Friday, January 13, 2012

Trust

Hello All,

Today I want to talk to you about trust.  For some of us, trusting people can be a very hard thing to do.  If we have been hurt by something or someone, trusting becomes that much more difficult.  Today's blog will not be about trusting someone else.  Today I want to write about something that has been very hard for me until just recently.  We all know how hard it is to learn to trust other people but for me it was even harder to trust a very important person - myself.

For many of you this may not be an issue and if you know me, you might be surprised that this was an issue for me but in certain areas of my life.  I had to learn to trust myself.  Have you ever heard the saying, if it walks like a duck and quacks like a duck, it's probably a duck?  Well for me, if it walked and quacked like a duck, I still might have thought it was a pelican.  Why?  Good question.  I don't really know the answer.  But I will tell you that not trusting myself was causing me some problems.  See when we don't trust ourselves, we are always unsure of what to do.

Don't get me wrong, even if you totally trust yourself, there will be times when you don't know what to do.  In those cases, the best thing to do is to get quite until you have peace about doing something.  If you are a Christian, peace is one of God's ways of letting you know what he wants you to do.

Now specifically for me, I had to learn to trust my own instincts when it came to dating.  Because I haven't been in the dating world in a long time, I went to some friends of mine and asked their thoughts on dating and how to do it.  I specifically asked about online dating.  A friend, CS, told me that I should try it after I got divorced because he had friends that done it and had success.  I was very skeptical to say the least.  So after talking to another friend of mine about online dating, I set up a week where I was supposed to have several dates with different women during the same week.  After all, that was the way to work this online dating thing.

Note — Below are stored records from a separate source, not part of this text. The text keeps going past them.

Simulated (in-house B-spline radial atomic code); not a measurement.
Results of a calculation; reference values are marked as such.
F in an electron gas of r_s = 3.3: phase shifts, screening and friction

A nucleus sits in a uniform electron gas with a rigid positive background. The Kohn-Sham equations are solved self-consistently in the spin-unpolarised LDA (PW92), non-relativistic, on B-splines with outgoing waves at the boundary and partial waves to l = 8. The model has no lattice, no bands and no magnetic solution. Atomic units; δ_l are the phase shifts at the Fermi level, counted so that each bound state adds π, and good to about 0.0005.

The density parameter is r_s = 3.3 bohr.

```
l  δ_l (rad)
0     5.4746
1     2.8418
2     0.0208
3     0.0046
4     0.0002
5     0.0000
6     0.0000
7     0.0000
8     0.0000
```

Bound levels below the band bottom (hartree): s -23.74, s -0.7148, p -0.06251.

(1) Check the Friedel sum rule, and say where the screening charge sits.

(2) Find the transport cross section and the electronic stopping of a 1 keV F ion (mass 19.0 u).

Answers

I was also got some good advice about how to work things if you found someone you liked.  In order to not appear desperate, I was told to wait to contact a person until the next day and always wait a couple of days before you tried to schedule another date.  You really didn't want to appear desperate as that frightened girls away.  So I took all this good advice and was prepared to follow it.  Why?  Because the advice came from people with more experience than me and that made sense.  However, I learned an extremely important lesson during that week.  First of all, I didn't go on all four dates.  I didn't need to.

On the second one, I found someone I really special.  She truly is an amazing woman and I am very blessed to have her in my life.  On our first date, we went to lunch and talked for three hours.  I think we have talked to each other every day since.  Anyway, after lunch as we were walking out to our cars, I had a decision to make.  I could do what I was told or I could trust my instincts.  The advice I was given was good advice but I decided that I just needed to be myself and do my thing my way.  So I asked this person if I could see her on Sunday of that week and she said yes.  It was simple as that.

After that, I cancelled the other two dates because I wanted to get to know this person better.  When I did it, one of my friends made fun of me a little for doing it.  He is a great friend and he had my best interest at heart but I had learned to trust me by that point and knew I did the right thing.  See I realized that I was never going to be the guy who could date multiple women at the same time.  I just don't have the time or the energy to do it.  I also realized that I had found a truly unique person who was definitely worth getting to know more.  To use a football analogy that a friend of mine told me, I had out kicked my coverage.

The interesting thing is that after my friends met this particular woman, I think they are more interested in inviting her to things than they are inviting me!  I could go on for a long time about her and maybe I will in a different blog.

I don't know if any of this would have happened if I hadn't learned to trust my own instincts.  I just did what I had peace to do and the rest took care of itself.

So what am I saying.  Trust yourself.  You will be glad you did.